Championship Manager of the Year? It is difficult to look beyond Nigel Clough, whose surname will forever be associated with one of the greats of the game.
Last season Leicester City achieved a footballing miracle by winning the Premier League and this year Clough has written an equally heart-warming fairy tale by guiding Burton Albion to survival in their division.
Clough has secured another season in the second tier with a game to spare while three former Premier League clubs, Birmingham City, Nottingham Forest and Blackburn Rovers, will head into the last day fearing for their futures.

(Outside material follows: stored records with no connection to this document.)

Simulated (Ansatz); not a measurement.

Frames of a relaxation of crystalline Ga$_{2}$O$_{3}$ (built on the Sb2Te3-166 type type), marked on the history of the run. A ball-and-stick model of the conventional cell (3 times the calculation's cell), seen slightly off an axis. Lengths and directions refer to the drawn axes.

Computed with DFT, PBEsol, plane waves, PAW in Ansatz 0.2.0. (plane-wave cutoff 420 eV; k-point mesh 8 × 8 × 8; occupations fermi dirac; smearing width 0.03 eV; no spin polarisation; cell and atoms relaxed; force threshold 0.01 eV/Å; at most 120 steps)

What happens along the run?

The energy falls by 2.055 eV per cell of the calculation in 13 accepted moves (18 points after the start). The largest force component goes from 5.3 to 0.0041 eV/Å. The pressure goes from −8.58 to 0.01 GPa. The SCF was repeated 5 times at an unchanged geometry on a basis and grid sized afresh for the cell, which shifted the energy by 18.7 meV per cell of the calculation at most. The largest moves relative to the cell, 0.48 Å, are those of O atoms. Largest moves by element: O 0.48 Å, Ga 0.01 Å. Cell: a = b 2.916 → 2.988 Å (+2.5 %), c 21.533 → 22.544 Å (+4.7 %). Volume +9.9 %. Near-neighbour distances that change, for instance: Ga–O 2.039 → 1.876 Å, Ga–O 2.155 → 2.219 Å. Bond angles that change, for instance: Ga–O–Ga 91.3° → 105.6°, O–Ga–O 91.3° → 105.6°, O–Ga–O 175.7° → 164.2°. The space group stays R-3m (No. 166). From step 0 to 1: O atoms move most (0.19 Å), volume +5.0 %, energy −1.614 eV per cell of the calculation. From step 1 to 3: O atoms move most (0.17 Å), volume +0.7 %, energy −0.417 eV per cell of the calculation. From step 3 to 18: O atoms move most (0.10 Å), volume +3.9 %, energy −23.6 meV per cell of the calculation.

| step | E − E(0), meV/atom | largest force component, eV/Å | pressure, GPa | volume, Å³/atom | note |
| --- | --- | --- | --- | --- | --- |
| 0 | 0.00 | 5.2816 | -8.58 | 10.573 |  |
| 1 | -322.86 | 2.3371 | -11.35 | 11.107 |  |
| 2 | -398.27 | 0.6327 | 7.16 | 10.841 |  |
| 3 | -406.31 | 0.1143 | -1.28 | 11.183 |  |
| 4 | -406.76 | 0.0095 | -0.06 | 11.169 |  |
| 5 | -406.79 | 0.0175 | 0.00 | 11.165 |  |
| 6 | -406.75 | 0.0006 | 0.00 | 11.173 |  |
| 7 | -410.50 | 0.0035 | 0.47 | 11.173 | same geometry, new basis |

He has managed it on a relatively minuscule £7 million budget at a club who regularly play in front of crowds of 5,000 and were operating in the Blue Square Premier only eight years ago. His record signing, Jackson Irvine, cost just £250,000. It is a startling achievement, and one that Clough, 51, was struggling to take in as he reflected on the season at the Pirelli Stadium on Wednesday.
“Bookies don’t get it wrong very often. We were odds-on favourites at the start of the season to be relegated but staying up with 52 points is no fluke,” he says.
“We’ve had to embrace the fact that we’re underdogs going into every game. It feels like the whole Championship is against us. We’ve got the smallest ground, the smallest resources and it takes a certain type of player to handle that. When away teams come here the fans all think they will roll us over, just by looking at the surroundings. It’s amazing that we’ve stayed up, really, and something I’ll only fully appreciate when I’ve retired from management.
“After the Barnsley game last weekend [when Burton’s survival was confirmed] I was knackered, went home and had a glass of champagne. I was so tired I couldn’t sleep. But it was good to enjoy it with my family, that was important because they bear the brunt of it. We’ve still lost 19 games this season and it’s impossible not to take it home.”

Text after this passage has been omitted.